Someone was asking recently where Suvla and Sud-al-Bar - mentioned in Down the Glen - were.
A letter in today's Irish Times might help to clear up the matter: they were the sites of two 1915 battles in which Irish troops fighting in the British Army had been slaughtered:
"The assault on Gallipoli was spearheaded by the 1st Royal Dublin Fusiliers and 1st Royal Munster Fusiliers of the 29th Division, and they were annihilated at Cape Helles on V Beach, on the collier the River Clyde and in the village and castle of Sedd-el-Bahr on Ap[ril 25th and 26th 1915," writes Gerald Morgan, FTCD.
(The spelling in English of Arab names varies, as witness the modern example of Gadaffi/Ghadafi/Quadafi, etc.)

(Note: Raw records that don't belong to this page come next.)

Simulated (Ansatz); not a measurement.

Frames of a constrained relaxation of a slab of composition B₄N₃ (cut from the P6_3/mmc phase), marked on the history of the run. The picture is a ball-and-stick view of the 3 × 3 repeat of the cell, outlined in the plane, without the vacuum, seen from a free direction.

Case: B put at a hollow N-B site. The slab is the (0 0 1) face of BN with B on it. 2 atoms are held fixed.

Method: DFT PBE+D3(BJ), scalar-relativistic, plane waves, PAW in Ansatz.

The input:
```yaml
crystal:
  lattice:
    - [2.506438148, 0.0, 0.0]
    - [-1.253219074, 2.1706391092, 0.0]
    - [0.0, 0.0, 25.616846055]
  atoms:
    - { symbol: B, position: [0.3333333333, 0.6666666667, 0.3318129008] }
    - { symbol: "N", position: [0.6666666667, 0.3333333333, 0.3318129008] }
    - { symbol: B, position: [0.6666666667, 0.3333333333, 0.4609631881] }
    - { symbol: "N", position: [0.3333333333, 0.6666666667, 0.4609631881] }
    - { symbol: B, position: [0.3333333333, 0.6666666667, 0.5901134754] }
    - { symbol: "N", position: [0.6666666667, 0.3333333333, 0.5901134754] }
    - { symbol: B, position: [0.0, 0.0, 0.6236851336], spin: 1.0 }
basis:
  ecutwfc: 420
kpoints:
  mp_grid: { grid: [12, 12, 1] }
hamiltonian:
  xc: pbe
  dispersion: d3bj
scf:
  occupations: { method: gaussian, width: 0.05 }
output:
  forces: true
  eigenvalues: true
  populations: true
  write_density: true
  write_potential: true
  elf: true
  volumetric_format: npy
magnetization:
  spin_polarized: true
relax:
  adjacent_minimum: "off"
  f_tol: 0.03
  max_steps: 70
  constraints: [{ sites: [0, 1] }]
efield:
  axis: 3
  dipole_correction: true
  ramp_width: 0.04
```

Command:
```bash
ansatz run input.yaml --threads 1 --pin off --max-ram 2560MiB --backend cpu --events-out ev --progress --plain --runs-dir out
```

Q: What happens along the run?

"The Times History of the War (London, 1915) records that 'the glorious annals of the British Army present no example of a position carried against more dreadful odds'," writes Morgan.
"Even more disastrous from Ireland's point of view was the destruction of the Tenth (Irish) Division of Kitchener's First New Army at Suvla Bay in August and September 1915.
"With this tragic and monumental sacrifice of Irish young men (mostly well educated), the cause of Irish Home Rule and peace in Ireland was doomed."